AEL has been used for decades in a simple reaction that splits water to produce hydrogen and oxygen. But the electricity current density of AEL is up to a factor of five times lower than with PEM. The “AEL” team at IFAM have addressed this problem by inventing a new kind of foam-like 3D electrode. To date AEL electrodes have been made from metal sheets that have to be perforated so that gas bubbles don’t cluster and obstruct the reaction, but the holes result in a 30 percent loss of reaction surface area.

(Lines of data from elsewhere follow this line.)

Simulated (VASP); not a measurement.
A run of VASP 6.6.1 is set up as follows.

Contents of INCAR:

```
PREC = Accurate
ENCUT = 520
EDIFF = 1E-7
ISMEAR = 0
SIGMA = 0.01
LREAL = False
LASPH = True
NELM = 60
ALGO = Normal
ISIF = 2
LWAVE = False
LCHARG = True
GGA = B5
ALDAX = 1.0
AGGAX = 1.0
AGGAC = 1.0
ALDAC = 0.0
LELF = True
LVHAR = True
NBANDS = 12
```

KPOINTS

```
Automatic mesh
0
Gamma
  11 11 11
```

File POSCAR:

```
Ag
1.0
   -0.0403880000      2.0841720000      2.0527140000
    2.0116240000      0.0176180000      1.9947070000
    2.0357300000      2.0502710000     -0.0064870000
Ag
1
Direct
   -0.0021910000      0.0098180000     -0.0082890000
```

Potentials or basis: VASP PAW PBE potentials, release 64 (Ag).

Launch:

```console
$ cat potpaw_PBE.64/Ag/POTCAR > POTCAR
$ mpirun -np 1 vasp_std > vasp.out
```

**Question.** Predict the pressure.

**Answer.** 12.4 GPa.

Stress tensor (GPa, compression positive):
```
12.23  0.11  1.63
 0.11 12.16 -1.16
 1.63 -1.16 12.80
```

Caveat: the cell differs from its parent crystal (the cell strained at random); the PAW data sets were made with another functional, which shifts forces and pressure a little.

The new electrodes are made from porous foams and fibres of nickel, coated in an electrically conductive paste. "If you compare a smooth surface with a foam structure, you can see that the surface area of three-dimensional materials is significantly larger. The foams or fibres we have developed form many cavities and reactions can also take place in the depths of the pore structures. In concrete terms, this means we can extract more hydrogen per surface area," explains project manager Dr Lars Röntzsch in an article in Energiesystem-Forschung.

The gas bubbles can dissipate through the foam structure which means vastly improved current density. "We were able to achieve an overvoltage of about -70 millivolts (mV) for the cathode with our electrodes. That is an excellent value. By comparison, conventional metal sheets have so far produced an overvoltage of up to -300 mV," Röntzsch asserts.